On Mon, Jun 28, 2021, at 5:30 PM, Olle Härstedt wrote:

> Mm. Assoc arrays are by now known to be not so good. I hope...

There are millions of PHP sites build on anonymous arrays today.

> OCaml is strictly evaluated, not lazy like Haskell. So the order might
> matter, dunno, I don't use this operator often. :) My point was mostly
> that it's very easy to add in OCaml - just one line. And as in
> Haskell, you can define operators in your modules. Similarly, in PHP
> it's easy to do super-dynamic stuff like "new $someclass", which is
> not remotely possible in FP (good or bad, depending on your religion).
> 
> Adding a new pipe keyword is like the list() keyword, kind of. A bad
> idea, haha. But I think all stones can be turned, if this RFC now gets
> a no. :/
> 
> Would a slimmed down version have more support? How about removing the
> variadic operator, and let the user manually add the lambda for those
> cases? Could reduce the complexity while still covering maybe 80% of
> the use-cases? Same with removing support for named arguments. So '?'
> would only be a short-cut to get rid of boilerplate like `$strlen =
> fn($x) => strlen($x)`.

I talked with Joe about this, and the answer is no.  Most of the complexity 
comes from the initial "this is a function call, oops no, it's a partial call 
so we switch to doing that instead", which ends up interacting with the engine 
in a lot of different places.  Once you've done that, supporting one 
placeholder or multiple, variadics or not, etc. is only a small incremental 
increase in complexity.

> > Overall, I really don't like the idea of special-casing pipes to change what
> > symbol table gets looked up.
> 
> Still wondering if this could be a per-file or per-library setting
> somehow, to opt-in into pipe behaviour when so desired. Or rather, to
> opt-in into this or that behaviour needed to do more idiomatic pipe.
> 
> Here's one boilerplaty pipe:

*snip*

We're in the pipe thread here, not PFA. :-)  And really, you're solving the 
wrong problem.  Pipes are trivial.  They're only clunky because of PHP's lack 
of decent callable syntax.  PFA gives us that, but the engine makes the 
implementation more complex than it seems like at first glance.

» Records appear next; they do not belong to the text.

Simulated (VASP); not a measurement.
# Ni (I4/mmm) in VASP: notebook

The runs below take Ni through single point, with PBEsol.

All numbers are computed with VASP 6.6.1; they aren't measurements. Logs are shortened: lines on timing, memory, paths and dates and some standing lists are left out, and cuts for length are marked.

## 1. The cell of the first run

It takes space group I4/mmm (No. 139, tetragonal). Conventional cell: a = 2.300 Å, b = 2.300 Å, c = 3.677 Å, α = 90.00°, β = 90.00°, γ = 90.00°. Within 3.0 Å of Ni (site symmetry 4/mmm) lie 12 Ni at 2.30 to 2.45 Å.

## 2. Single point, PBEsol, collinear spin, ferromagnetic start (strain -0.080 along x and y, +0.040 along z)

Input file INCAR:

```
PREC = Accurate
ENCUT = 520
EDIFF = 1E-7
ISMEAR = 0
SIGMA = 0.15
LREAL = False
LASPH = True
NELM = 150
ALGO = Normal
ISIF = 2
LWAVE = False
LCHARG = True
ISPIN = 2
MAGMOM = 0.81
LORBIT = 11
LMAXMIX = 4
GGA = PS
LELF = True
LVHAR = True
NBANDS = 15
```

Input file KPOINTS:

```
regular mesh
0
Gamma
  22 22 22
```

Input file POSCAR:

Trying to come up with complex workarounds to make pipes pretty without helping 
anything else is a fool's errand, especially when we have a working PFA RFC 
that's about to end voting.  (And right now is losing by a very slim margin, 
but could pass if a few people change their minds.)

Aside from something like Nikita's ...-only function reference RFC, which only 
handles half the problem (it doesn't do anything to make multi-arg functions 
work with pipes at all), any other solution is going to end up reinventing PFA 
one way or another, or reinventing existing ugly user-space libraries. one way 
or another

I've not yet decided if I'm going to bring pipes to a vote if PFA doesn't pass. 
 I'm tempted to, but it would require rewriting all the RFC text back to the 
uglier version without PFA, and yeah, it's not going to look as pretty.  And 
the main pushback a year ago when I first brought it up was "PFA first, please, 
so the callable syntax isn't ugly."  And... here we are.